I’m very excited about the opportunity to meet fellow Cambridge alumni and their guests over lunch! And I’m very pleased that we will be meeting in the Century Association, a London-style club founded in 1847 by William Cullen Bryant which was intended for “Artists, Literary Men, Scientists, Physicians, Officers of the Army and Navy, members of the Bench and Bar, Engineers, Clergymen, Representatives of the Press, Merchants and men of leisure.” (The club finally began to admit women members in 1989.) So it will be an occasion to chat about The Philosophical Breakfast Club in an actual club! I look forward to seeing friends and fans of the book on May 3rd.

April Events

I’d like to remind everyone of an upcoming event: A Writing Biography Luncheon, at which I will be talking about the challenges—and the joys—of writing The Philosophical Breakfast Club. This will be held on Monday, April 30th at St. John’s University in Queens, New York at 12:15pm. The event is free and open to the public (and lunch will be served!). To register, and get directions to the event, please email or call (718)990-1859. For more information, see the poster below.

Writing Biography Poster

I am also sorry to announce that the lecture scheduled for Thursday, April 19th at the Brookhaven National Labs has been postponed, new date TBA. I invite all Long Island fans of The Philosophical Breakfast Club to join me in Queens on the 30th instead!

Science Update Podcast

When I was in Vancouver a few weeks ago, I did a taped interview for Science Update Radio of the American Association for the Advancement of Science. The podcast is now online and can be heard here. (Look on the left menu: it’s the March 8 segment, “Science for Society.”)

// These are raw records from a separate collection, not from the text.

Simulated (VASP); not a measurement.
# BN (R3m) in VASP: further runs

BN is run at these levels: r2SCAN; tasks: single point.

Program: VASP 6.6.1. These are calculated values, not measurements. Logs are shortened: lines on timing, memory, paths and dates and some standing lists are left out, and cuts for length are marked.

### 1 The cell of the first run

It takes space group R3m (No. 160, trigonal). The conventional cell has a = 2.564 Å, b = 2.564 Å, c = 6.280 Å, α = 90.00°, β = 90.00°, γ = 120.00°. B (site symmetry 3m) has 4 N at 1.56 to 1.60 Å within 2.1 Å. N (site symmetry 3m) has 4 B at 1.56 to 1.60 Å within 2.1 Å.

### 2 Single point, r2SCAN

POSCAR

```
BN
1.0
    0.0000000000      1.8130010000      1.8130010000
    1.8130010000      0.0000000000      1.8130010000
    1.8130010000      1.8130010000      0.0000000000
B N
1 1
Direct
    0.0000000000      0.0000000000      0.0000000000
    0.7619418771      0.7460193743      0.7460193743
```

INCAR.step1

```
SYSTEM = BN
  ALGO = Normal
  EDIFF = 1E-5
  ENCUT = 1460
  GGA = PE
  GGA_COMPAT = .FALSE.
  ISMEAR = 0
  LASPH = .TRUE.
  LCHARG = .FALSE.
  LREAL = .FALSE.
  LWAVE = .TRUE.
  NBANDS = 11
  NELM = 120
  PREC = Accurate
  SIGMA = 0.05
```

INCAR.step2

Interesting to see what one sentence they pulled out from my 15 minute interview for the short broadcast! Of course I would have liked it if William Whewell’s name had made it in there (also “the philosophical breakfast club,” referred to only as a “group of scientists in the 19th century”) but at least Francis Bacon was name-checked! And it’s great to have a little historical segment sandwiched in between those on cutting-edge research in scientific fields. Thanks to Susanne Bard and her colleagues at Science Update Radio!

Three Upcoming Events in New York

I am happy to announce that I have three upcoming events in the greater New York City area.  On Thursday, April 19th at 4pm I will be speaking about the members of the philosophical breakfast club at Brookhaven National Laboratory on Long Island as part of their Women in Science lecture series.  That event is free and open to the public.  I’ll be posting information here as soon as Brookhaven gets the listing up on their website.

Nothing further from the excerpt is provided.